D days Job Scheduler
You work at a multinational corporation. Deadlines are taken way too seriously, i.e., if you are given a job with a deadline of D days, you must complete the job in exactly D days and you must complete at least one task in a day. But every task is not of the same difficulty.
Being a lazy person, you want to complete the job in the most effortless way possible. Let's say you want to complete three tasks in a day with difficulties as
[4,1,2], then the effort required to complete these tasks is the maximum of all tasks, i.e., 4. In other words, let's say you decide to do X tasks in a day with \(d_1, d_2, ..., d_x \) difficulties, the effort required to complete these tasks is maximum(\(d_1, d_2, ..., d_x\))

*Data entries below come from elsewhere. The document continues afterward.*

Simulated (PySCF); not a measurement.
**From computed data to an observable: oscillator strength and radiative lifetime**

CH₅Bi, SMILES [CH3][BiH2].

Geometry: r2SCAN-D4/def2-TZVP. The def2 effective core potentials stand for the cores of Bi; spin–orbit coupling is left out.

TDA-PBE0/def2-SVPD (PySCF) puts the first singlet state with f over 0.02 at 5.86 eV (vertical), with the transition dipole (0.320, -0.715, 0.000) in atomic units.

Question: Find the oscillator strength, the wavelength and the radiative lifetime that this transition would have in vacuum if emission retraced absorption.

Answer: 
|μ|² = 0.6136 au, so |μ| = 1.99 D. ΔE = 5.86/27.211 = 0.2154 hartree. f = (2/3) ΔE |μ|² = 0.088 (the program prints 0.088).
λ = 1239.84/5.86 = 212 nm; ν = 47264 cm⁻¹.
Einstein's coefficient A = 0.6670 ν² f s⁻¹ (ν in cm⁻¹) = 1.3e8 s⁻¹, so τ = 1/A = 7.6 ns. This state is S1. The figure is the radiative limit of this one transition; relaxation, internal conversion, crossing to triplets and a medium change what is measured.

You need to find the minimum effort required to complete all the tasks.
The first line contains two integers, N and D. N represents the number of tasks, D represents the number of days.
Second line contains N integers -- \(d_1, d_2, d_3, ..., d_n\)
An integer, the minimum effort required.
\(1 \leq N \leq 300\)
\(1 \leq D \leq 10\)
\(0 \leq d_i \leq 1000\)
\(D \leq N\)
8 2 1 2 3 4 5 6 7 8
Explanation do the first task on Day1 and the rest of the tasks on Day2. (1 + 8) = 9
If we try to do all the tasks on day 1, the answer would be 8, but the conditions say that you have to do at least one task in a day, so there will be no tasks on day2. Hence it can not 8.